# Tables

The only data structure in relational databases is a table. All data are organized as tables. Tables cannot be nested. Tables have named columns. Each column has a datatype.

## Schema
A schema is a set of logically related tables, their definitions, including data integrity constraints.

## "Scholarly" Terminology 
* Tables = relation
* Column = attribute
* Datatype = domain
* Row = tuple
* Field = attribute value

## Relations
Relational databases come from 19th-century set theory concepts. 
In that theory, a *relation* is a subset of a cartesian product of several sets.
Operations on such sets yield nontrivial insights.

## First normal form
 https://en.wikipedia.org/wiki/First_normal_form

* All data are in relational tables
* No repeated columns 
* No value in the table can contain another table (tables are not nested)

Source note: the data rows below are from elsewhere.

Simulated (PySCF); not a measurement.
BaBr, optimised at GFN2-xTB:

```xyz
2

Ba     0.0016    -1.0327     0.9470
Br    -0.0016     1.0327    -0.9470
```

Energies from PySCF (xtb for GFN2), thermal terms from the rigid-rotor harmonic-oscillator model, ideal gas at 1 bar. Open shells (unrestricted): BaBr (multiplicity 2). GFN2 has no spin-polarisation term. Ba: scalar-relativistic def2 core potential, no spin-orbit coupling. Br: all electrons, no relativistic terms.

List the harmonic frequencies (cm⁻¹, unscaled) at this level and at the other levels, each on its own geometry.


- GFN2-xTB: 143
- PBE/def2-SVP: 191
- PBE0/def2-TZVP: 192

## Second and Third Normal Form

* https://en.wikipedia.org/wiki/Second_normal_form
* https://en.wikipedia.org/wiki/Third_normal_form
* All secondary attributes apply to the entity itself and to the whole entity
* "All attributes describe the key, the whole key, and nothing but the key"

## Data Types
https://dev.mysql.com/doc/refman/8.0/en/data-types.html

*  `int [unsigned]`, `smallint [unsigned]`, `tinyint`, `bigint`
* `char(n)`, `varchar(n)`
* `decimal(m, n)` same as `numeric`
* `enum`
* `float`, `double` - don't use in primary keys
* `date`


## Entity Integrity


Entity integrity is a set of database design principles and practices to ensure 1:1 correspondence between real-world entities and their digital representations in the database. Entity integrity may require a complex set of enterprise rules.

1. Each table represents a well-defined entity type from the real world.  We reflect this in the table name.  The name of the table reflects the entity class represented by each row in the table.
2. For each entity type, enforce 1:1 correspondence between the real-world entity and its representation in the table. How can you do it?
3. In the real-world, we need to permanently associate a persistent identifier with each entity of the class. The database cannot do it by itself.
4. The database can use the permanent identifier to enforce uniqueness in the table using a uniqueness constraint.
5. A **primary key** is a unique, non-nullable index that is designated as the primary way to identify entitites in a table. Each tables must have a carefully chosen primary key. 
6. Secondary unique indexes can be nullable.





In [1]:
import datajoint as dj

In [3]:
schema = dj.Schema('test')

In [4]:
@schema
class Car(dj.Manual):
    definition = """
    vin : char(17)
    ---
    make : varchar(16)
    year : year
    """  

In [5]:
@schema 
class Classroom(dj.Manual):
    definition = """
    building_code : char(3)
    room_number : smallint unsigned 
    ---
    capacity : smallint unsigned
    """